Taking all of this into account, Google, as the parent company of YouTube could be at a significant risk.

That said, it’s not necessarily content where Google might face its biggest challenge but rather in its core business: its advertising.

Indeed, in Vietnam there are not just provisions for prosecuting creators and distributors of content the government doesn’t like but also advertisers who place advertisements on said content.

International advertising agency WPP (GroupM), for example, was fined VND 35 million, in November 2023, for ads for Procter & Gamble and Unilever that it ran on YouTube videos containing ‘illegal content’;  it was also fined VND 55 million, back in April, for advertisements placed on a YouTube video featuring China’s nine-dash line; and Inverse Media was fined VND 15 million in May this year for ads for Nestle published on content “distorting, defaming the leaders of the Party and State of Vietnam” also on YouTube.

Indeed, the common denominator in all of these cases is YouTube, which is owned by Google, on whose algorithm these placements have been blamed.

For its part, the Ministry of Information and Communication has provided a workaround whereby it provides a whitelist and a blacklist of sites where ads can and cannot be placed, respectively. These lists, however, are relatively short and it’s not at all clear how they might be utilised by Google in a practical sense. Although, neither is it clear if Google will now be held accountable for these violations moving forward as opposed to the advertising firms, though it’s worth noting that Google has leverage where some other firms do not. 

For one, a good deal of its Pixel phone production, through Foxconn, is done in Vietnam. 

There are also reports Google is considering opening a local data centre. This would be a coup for Vietnam which has been actively pursuing this exact sort of high-tech investment.

Not only that, but in 2023, the US exported just over US$3 billion in services to Vietnam accounting for about a quarter of its exports to the country. With the impending Trump administration pursuing tariff measures to close US trade surplus gaps and Vietnam and the US having one of the largest, it may be that an increase in service imports might ease some of that pressure.

And of course, there are a myriad of Vietnamese YouTubers collectively making millions of dollars through YouTube supporting Vietnam’s own service exports.

The point being, that there is a lot of math to be done here on both sides with a myriad of risks and rewards all round. 

It is, however, only a local office, not a multi-million dollar investment and it’s not like it can’t be undone.

A lot of big international brands and businesses exit the Vietnam market all the time. Equinor and Orsted both closed their local offices this year, likewise, GoJek announced it was shuttering its Vietnam business back in September, and Amazon Prime shut down its pay TV service at the end of 2023.

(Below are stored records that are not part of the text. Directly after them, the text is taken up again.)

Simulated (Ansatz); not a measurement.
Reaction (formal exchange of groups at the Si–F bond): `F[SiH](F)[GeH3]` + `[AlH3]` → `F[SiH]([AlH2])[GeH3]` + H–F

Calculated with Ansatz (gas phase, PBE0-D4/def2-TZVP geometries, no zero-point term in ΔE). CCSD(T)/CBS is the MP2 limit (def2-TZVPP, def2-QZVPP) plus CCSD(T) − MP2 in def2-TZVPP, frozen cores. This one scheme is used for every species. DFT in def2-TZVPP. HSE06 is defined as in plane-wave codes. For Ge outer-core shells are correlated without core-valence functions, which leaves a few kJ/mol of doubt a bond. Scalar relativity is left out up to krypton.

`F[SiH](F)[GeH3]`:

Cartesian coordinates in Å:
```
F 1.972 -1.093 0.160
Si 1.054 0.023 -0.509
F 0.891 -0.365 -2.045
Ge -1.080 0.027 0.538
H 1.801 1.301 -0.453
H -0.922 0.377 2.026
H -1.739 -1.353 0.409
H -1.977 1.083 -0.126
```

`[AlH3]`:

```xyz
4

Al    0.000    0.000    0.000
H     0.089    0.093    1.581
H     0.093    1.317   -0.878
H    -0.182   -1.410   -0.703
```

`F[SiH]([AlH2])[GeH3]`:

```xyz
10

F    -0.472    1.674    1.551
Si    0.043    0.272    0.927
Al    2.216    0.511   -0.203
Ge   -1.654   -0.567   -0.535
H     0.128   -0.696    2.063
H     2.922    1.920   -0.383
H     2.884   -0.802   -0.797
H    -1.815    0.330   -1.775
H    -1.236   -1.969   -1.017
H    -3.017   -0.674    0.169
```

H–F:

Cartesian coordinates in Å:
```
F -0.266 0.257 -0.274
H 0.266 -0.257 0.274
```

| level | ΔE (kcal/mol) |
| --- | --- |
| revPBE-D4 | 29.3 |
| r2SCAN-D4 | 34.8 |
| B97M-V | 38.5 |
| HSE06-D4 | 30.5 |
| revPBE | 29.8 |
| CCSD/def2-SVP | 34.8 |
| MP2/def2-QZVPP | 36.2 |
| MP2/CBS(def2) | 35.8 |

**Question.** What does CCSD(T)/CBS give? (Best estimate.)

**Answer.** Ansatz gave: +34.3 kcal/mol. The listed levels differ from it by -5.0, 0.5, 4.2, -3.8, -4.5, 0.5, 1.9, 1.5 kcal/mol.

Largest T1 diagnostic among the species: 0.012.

And on that line of thought, it’s worth remembering that in 2010, Google abandoned its search business in China partly over censorship requirements, so there is precedent for the firm choosing to leave a market rather than acquiesce to the local authorities.

All of that is to say, that in this space there are a lot of moving parts and with this in mind, how this all plays out could offer some valuable insights into how achievable Vietnam’s pursuit of a high-tech future might be and what other foreign tech firms might expect when entering the Vietnam market.